UKZN Academics Deliver Addresses on Pertinent Education Issues at Conference in Seychelles
Professor Michael Samuel of the School of Education and Dr Maheshvari Naidu of the School of Social Sciences delivered presentations at the inaugural International Education Conference hosted by the University of Seychelles.
The education conference was aimed at bringing together researchers, academics, professionals, policymakers and educators from around the world to exchange knowledge and experiences and to discuss current issues, recent developments, challenges, theories and good practices in education, with an emphasis on education in Small Island Developing States.
Samuel, who was invited to deliver one of three keynote addresses, spoke on: "New Forms of Intimacy and Narrative Possibilities. Negotiating Relationships within Small Island States and Partners: Lessons from Mauritius and South Africa."
The paper reported on a three-year collaborative research project of documenting an institutional biography of the Mauritius Institute of Education (MIE), pointing to the specific characteristics of insular local politics and practices in a small island developing state (SIDS).
Through a lens of decolonisation theory, the project unfolded the complexities, complementarities and contradictions of transformation over different historical eras of a changing, post-independence Mauritius.
The paper relooked at ways in which local participants negotiate their national and international intimacy; how they adopt new relations and how to interpret their responsibilities (new forms of connectivity) with their colonial/cross border partners and their internal agents in an increasingly educational globalising world.
‘The intersection between personal, institutional, national and colonial/ international agendas points to new theoretical interpretations of negotiated intimacies: deferent intimacy, strategic intimacy and contested intimacies,’ said Samuel.
The paper is a forerunner to a forthcoming book to be published later in the year.

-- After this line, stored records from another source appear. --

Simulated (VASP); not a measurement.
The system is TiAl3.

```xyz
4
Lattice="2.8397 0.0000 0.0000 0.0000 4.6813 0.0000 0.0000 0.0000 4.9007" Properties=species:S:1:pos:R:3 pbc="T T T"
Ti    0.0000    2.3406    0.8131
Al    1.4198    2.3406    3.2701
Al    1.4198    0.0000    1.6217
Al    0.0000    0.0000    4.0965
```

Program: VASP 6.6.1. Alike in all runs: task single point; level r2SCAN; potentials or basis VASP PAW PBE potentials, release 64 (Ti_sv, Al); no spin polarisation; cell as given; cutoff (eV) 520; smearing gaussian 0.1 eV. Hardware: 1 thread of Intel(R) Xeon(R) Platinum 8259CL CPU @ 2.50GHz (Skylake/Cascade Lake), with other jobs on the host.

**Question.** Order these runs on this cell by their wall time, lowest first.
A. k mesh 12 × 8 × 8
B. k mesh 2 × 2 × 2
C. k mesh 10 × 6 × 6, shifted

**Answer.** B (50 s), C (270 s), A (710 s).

‘Pioneers’, ‘managers’ and ‘foot soldiers’ have each contributed to reformulating the conceptions of the role of a teacher education institution within a small island developing state. The international audience was particularly interested in the formulation of a third generation of SIDS research, beyond simply defining or refining existing research patterns of vulnerability and deficiency.
Drawing from the partnerships between the MIE and UKZN, the paper elaborated how intricate qualitative analysis of the education system of a small island could provide an insightful research lens into understanding the shifting terrain of internationally higher education systems.
Dr Maheshvari Naidu delivered a paper entitled “Gender and Curriculum: Allowing Research to Feed into Teaching”. Naidu’s paper drew from her experiences of teaching the first year Anthropology class. Her paper spoke to issues of using gender based research to feed into curriculum design in the context of the Anthropology undergraduate module.
‘Entitled "Culture and Society in Africa" (ANTH 102), this entry level undergraduate module is traditionally meant to introduce students to particular anthropological material and to acquaint them with the various religion-cultural, kinship et al. elements of African societies,’ said Naidu.
She stated that ‘research into gender and issues in feminist anthropologies allows one to apply a critical feminist lens in recognising how particular colonial curricula and content privileges older canonized anthropological work that, although important, is far removed from local contexts’.
Naidu’s paper pointed out that using a feminist perspective allows one to populate the curriculum with intellectual and empirically based content that reflected previously muted and marginalised categories of African societies and to more authentically reflect the intersectional and diverse spectrum of societies referred to as ‘African’ within sub-Saharan Africa.
Working through the notion of ‘troublesome knowledge’, Naidu said that she aimed to ‘decolonise’ earlier versions of the entry level Anthropology curricular which had sought to privilege particular canonized (male) and Western Anthropologists and Ethnographers, and their work on Africa and African societies. Much of this early Ethnography, in turn silenced the realities of women, who are largely absent in the ethnographic records, she said. African societies were in turn treated as static entities and refracted through functional and structural lenses of the early, so called seminal thinkers.
‘In the final analysis, this curriculum exercise allowed me to ‘trouble’ and destabilise previous ‘colonial’ (hetero) normative epistemologies and pedagogical approaches embedded in aspects of the older curriculum for a more ‘situated’ context linked and feminist guided teaching and student learning experience,’ Naidu said.
Naidu has been invited back to the University of Seychelles to run Gender workshops with the staff in the Social Work Department and to host teaching seminars with students.